Everyone wants to know how much their house is worth, it’s why every other website on the Internet has a calculator to help you work it out.
For many, their property is an investment for their retirement, so they need to know that it’s got healthy value in it and that there’s some room for growth, but for others, particularly first time buyers, the constant rise doesn’t help at all.
If you’re thinking of buying a house, you’ll need to get more deposit than ever before, but should you make the jump into property ownership or should you wait?
Some big announcements have been made in the past few years by a government hoping to appeal to young people with policies that will help them, and there are also economic factors that will influence decisions.
Here are a few, with our predictions on how they might pan out.
Stamp duty cut
This is a contentious issue.
Stamp duty for properties up to £300,000 and bought by first-time buyers was abolished.
This is estimated to help most buyers to the tune of £5,000 in savings, but the Office for Budget Responsibility predicts it will also increase prices by 0.3%.
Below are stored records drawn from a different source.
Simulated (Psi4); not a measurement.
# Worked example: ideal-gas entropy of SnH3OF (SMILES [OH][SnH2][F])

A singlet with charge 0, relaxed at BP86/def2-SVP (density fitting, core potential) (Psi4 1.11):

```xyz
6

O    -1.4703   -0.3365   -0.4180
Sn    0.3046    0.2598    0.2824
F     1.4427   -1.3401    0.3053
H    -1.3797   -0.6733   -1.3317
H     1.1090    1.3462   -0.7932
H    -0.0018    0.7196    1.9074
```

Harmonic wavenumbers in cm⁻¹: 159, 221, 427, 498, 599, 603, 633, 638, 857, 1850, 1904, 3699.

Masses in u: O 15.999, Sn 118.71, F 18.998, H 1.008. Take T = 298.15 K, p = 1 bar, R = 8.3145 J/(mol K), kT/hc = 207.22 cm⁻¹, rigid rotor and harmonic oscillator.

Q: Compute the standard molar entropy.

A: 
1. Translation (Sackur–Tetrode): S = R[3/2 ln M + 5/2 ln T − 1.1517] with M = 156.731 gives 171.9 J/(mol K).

It’s still a saving, however, as long as sellers don’t see it as a sly way to justify extra prices.
So far, this has failed to create any changes to the market, with sales not seeing any increase since it was introduced in the budget, but it might take a while for the effect to trickle through.
More houses are being built
Although the figures are confusing, we can see from the Government’s own data that there was an increase in 15% of new houses in the UK in 2016-2017.
It’s made up of a number of factors, including changing of use, conversion etc. but new build homes make up over 183 thousand.
That’s a big increase, and councils are being pressured to release even more land to build many more houses, so we should see even more coming on to the market.
More supply generally equals a softening of prices, and it should allow more first time buyers into the market.
There’s another side to this, too.
As the population grows, many older people are moving out of their homes and into retirement apartments, freeing up even more housing stock.
The future finally looks good for first-time buyers!
Interest rates are still low
In October 1989, the base interest rate was set at 14.875%.
Can you imagine paying today’s mortgage with those sort of rates?
With many people on trackers at one percent above base, it’s hard to imagine ever paying above 10%, but we did back then,
Some people are scared off by worries that it could happen again, but times are different, and it’s unlikely that any rate rises will be that sharp.
Certainly, given the current high rates of borrowing, it would be reckless and dangerous to consider increasing rates too much.
So is it a good time to buy?
This is a tough question to answer because it relies so much on personal circumstances and an understanding that we really don’t know what’s going to happen in the world next week, let alone in the next decade.
But, looking at how things are progressing, if you can afford it, and if you can get the right mortgage, it certainly seems that at the moment, the market is looking up for first-time buyers.